## Hotword Similarity Detection

Here, we perform hotword detection that does not require exact word matches, but considers similar words too. This is done using `InstructorEmbedding` for text embedding. We use https://huggingface.co/hkunlp/instructor-large below.

In [1]:
import os
import re
import numpy as np
import pandas as pd

from scipy.stats import zscore

from sklearn.metrics.pairwise import cosine_similarity
from InstructorEmbedding import INSTRUCTOR

HOME_DIR = os.path.expanduser('~')

  from tqdm.autonotebook import trange


First, we load the required embedder.

In [2]:
model = INSTRUCTOR('hkunlp/instructor-large').to('cuda')

load INSTRUCTOR_Transformer
max_seq_length  512


  model.load_state_dict(torch.load(os.path.join(input_path, 'pytorch_model.bin'), map_location=torch.device('cpu')))


Then, we load the transcript produced from the sister notebook in `asr_project/hotword-detection/cv-hotword-5a.ipynb`, given by the file `new_transcription.csv`

In [3]:
new_transcription_path = os.path.join(HOME_DIR,'asr_project/hotword-detection/new_transcription.csv')
df_raw = pd.read_csv(new_transcription_path).dropna().reset_index()
df_raw['pred_str'] = df_raw['pred_str'].str.lower()
df_raw

Unnamed: 0,index,filename,pred_str
0,0,sample-000000.mp3,be careful with your prognostications said the...
1,1,sample-000001.mp3,then why should they be surprised when they se...
2,2,sample-000002.mp3,a young arab also loaded down with baggage ent...
3,3,sample-000003.mp3,i felt that everything i owned would be destroyed
4,4,sample-000004.mp3,he moved about invisible but everyone could he...
...,...,...,...
4070,4071,sample-004071.mp3,but they could never have taught him arabic
4071,4072,sample-004072.mp3,he decided to concentrate on more practical ma...
4072,4073,sample-004073.mp3,that's what i'm not supposed to say
4073,4074,sample-004074.mp3,just here the winple made him feel better


To get the texts with similar phrases, we need to provide intructions to the model to represent the transcripts accordingly.

In [4]:
# Store text embedment
text_repr = df_raw['pred_str'].map(lambda x: ['Represent the sentence:',x])
target_sentences = text_repr.to_list()
target_embeddings = model.encode(target_sentences)

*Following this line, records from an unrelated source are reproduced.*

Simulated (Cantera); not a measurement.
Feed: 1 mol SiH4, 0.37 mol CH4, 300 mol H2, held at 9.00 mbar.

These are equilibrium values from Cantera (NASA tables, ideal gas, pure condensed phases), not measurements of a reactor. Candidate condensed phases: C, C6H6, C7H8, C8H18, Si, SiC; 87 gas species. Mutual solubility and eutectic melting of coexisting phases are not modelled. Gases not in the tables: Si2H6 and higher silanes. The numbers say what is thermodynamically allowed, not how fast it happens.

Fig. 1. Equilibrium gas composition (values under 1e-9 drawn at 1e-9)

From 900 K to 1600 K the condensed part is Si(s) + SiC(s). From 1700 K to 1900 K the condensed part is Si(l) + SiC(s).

Next, we encode the queried words/phrases and use cosine similarity to get texts expressing the same sentiments.

In [5]:
ref_phrases = [['Represent the sentence: ','stranger'],
               ['Represent the sentence: ','be careful'],
               ['Represent the sentence: ','destroy']]

# Function to get similar sentences given reference phrases
def get_similar_sentences(df_raw, ref_phrases, threshold=3, detailed=False):
    # Get reference phrase embedment
    df = df_raw.copy()
    ref_embeddings = model.encode(ref_phrases)
    similarity = pd.DataFrame(cosine_similarity(ref_embeddings,target_embeddings).T)

    # Calculate the Z-score and identify sentences beyond threshold, default 3 standard deviations
    z_scores = similarity.apply(zscore)
    df = pd.concat([df,z_scores],axis=1)
    df['stranger_detected'] = df.apply(lambda row: row[0]>threshold,axis=1)
    df['becareful_detected'] = df.apply(lambda row: row[1]>threshold,axis=1)
    df['destroy_detected'] = df.apply(lambda row: row[2]>threshold,axis=1)
    df['similarity'] = df[['stranger_detected','becareful_detected','destroy_detected']].sum(axis=1)>0
    if detailed:
        return df
    else:
        return df.loc[df['similarity'],['filename','pred_str','stranger_detected','becareful_detected','destroy_detected']]

df = get_similar_sentences(df_raw, ref_phrases, threshold=3)
print(f'Total detected: {len(df)}')
print(f'Stranger detected: {df['stranger_detected'].sum()}')
print(f'Be careful detected: {df['becareful_detected'].sum()}')
print(f'Destroy detect: {df['destroy_detected'].sum()}')

Total detected: 114
Stranger detected: 40
Be careful detected: 45
Destroy detect: 31


We examine the captured text.

In [6]:
for i,row in df.iterrows():
    print(row['filename'])
    print(row['pred_str'])

sample-000000.mp3
be careful with your prognostications said the stranger
sample-000003.mp3
i felt that everything i owned would be destroyed
sample-000018.mp3
to rourish the falcon
sample-000089.mp3
the stranger seemed satisfied ith the answer
sample-000180.mp3
what a load of trash sarah apined
sample-000202.mp3
how strange africa is thought the boy
sample-000205.mp3
and eventually man wool nourish your sands where the game wool wont again flourish
sample-000231.mp3
he felt uneasy at the man's presence
sample-000261.mp3
he didn't know the man yet but his practiced eye would recognize him when he appeared
sample-000303.mp3
the boy noticed that the man's clothing was strange
sample-000351.mp3
the turf and gravel around it seemed charred as if by a sudden explosion
sample-000390.mp3
this was the strangest of all things that ever came to earth from outer space
sample-000419.mp3
the risk if you get in here and wriht
sample-000508.mp3
i had to test your courage the stranger said
sample-0005

The captured texts appear to be in line with our expectations. We capture the full record and save it as csv (__task 5b__).

In [7]:
# Get full record, including negative samples
df_full = get_similar_sentences(df_raw, ref_phrases, threshold=3, detailed=True).drop(columns=[0,1,2])
df_full['filename'] = df_full['filename'].map(lambda x: 'cv-valid-dev/'+x)

# Save as csv in the same format as cv-valid-dev
cv_valid_dev_path = os.path.join(HOME_DIR,'asr_project/common_voice/cv-valid-dev.csv')
updated_transcript_path = os.path.join(HOME_DIR,'asr_project/hotword-detection/cv-valid-dev-updated.csv')

df_or = pd.read_csv(cv_valid_dev_path)
df = df_or.merge(df_full[['filename','similarity']], on='filename', how='left')
df.to_csv(updated_transcript_path)